Compliance Management, Incident Response, Privacy, TDR

PCI council clarifies impending application rule

The PCI Security Standards Council has clarified two key provisions of the Payment Card Industry Data Security Standard (PCI DSS).

The clarifications cover PCI DSS requirement 11.3, which addresses penetration testing, and requirement 6.6, which addresses application code review and application firewalls.

According to the council, the industry organization that manages the PCI DSS, the information supplements are intended to guide merchants and service providers in their efforts to reach PCI DSS compliance.

Merchants and service providers should not focus too heavily on requirement 11.3, Alan Shimel, chief strategy officer at network security vendor StillSecure, told

"It provides guidance for penetration testing -- guidelines for what is scanned, frequency and the like," he said, "and is more targeted to vendors of penetration scanning products."

However, requirement 6.6, is a different story.

“It's where the meat is," he said. "This brings into focus web application security."

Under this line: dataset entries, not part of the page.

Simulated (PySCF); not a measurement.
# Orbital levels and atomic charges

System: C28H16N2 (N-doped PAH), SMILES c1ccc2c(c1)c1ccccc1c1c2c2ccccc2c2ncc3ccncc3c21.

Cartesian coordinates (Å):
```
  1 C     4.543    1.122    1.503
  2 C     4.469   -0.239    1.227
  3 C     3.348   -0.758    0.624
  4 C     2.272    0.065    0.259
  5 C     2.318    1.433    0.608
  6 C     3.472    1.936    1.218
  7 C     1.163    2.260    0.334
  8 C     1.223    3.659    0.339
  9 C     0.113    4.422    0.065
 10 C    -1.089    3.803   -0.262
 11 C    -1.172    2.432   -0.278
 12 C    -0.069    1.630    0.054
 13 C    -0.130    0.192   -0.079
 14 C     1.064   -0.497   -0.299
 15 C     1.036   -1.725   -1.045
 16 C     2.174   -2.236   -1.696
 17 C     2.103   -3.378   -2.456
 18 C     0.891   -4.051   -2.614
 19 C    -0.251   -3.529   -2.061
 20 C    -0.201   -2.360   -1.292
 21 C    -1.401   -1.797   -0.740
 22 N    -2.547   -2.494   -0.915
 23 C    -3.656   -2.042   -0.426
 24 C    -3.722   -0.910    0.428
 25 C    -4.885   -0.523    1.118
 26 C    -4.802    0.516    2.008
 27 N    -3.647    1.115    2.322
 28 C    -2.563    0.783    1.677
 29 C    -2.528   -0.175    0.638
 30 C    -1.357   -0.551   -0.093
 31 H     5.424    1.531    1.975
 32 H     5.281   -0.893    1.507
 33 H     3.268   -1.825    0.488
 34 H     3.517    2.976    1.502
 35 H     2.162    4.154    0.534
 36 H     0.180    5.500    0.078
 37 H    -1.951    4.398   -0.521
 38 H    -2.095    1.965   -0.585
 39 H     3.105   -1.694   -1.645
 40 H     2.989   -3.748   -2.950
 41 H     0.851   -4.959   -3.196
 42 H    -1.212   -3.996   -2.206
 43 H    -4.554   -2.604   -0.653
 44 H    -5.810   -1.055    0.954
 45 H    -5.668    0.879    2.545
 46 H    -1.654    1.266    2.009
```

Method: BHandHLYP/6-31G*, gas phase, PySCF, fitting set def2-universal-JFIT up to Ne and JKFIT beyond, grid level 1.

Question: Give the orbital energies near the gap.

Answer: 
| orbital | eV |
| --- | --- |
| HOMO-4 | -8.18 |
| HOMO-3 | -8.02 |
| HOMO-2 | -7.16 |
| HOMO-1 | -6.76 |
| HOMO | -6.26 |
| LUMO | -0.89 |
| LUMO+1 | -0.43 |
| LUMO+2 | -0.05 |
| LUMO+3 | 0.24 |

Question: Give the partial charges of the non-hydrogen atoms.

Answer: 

Requirement 6.6, which takes effect June 30, gives merchants and service providers two options to ensure that input to web applications from untrusted environments is fully vetted, according to the PCI Security Standards Council. Although the requirements mandate the use of either an in-depth application code review or a web application firewall, the standard recommends deploying both techniques, Shimel said.

Organizations electing to undergo an application review have four choices. They can perform a manual review of application source code or conduct manual web application security vulnerability assessment. In addition, they can use automated source code scanning tools, or they can deploy automated web application security vulnerability assessment tools.

The second option of the new requirement obilges organizations to deploy a web application firewall between the web server and end-point devices. This is in addition to requiring standard network firewalls typically placed on an enterprise network's perimeter.

“[Organizations] should do a more fine-grained job of matching their security technologies to the amount of information they know about their applications," Jack Danahy, founder and chief technology officer of Ounce Labs, a code scanning provider, told "They should base their security needs according to the different types of applications they have and where the applications live within the network, and you need to test each application differently."

Meanwhile, Shimel said the rules are good news for vendors of web application firewalls.

"It's a lot easier to drop a web application firewall in front of a web server than to get code inspected,” he said. “What the scan finds is the issue. If it finds flawed code, and you have to recode stuff, and that can take time and money."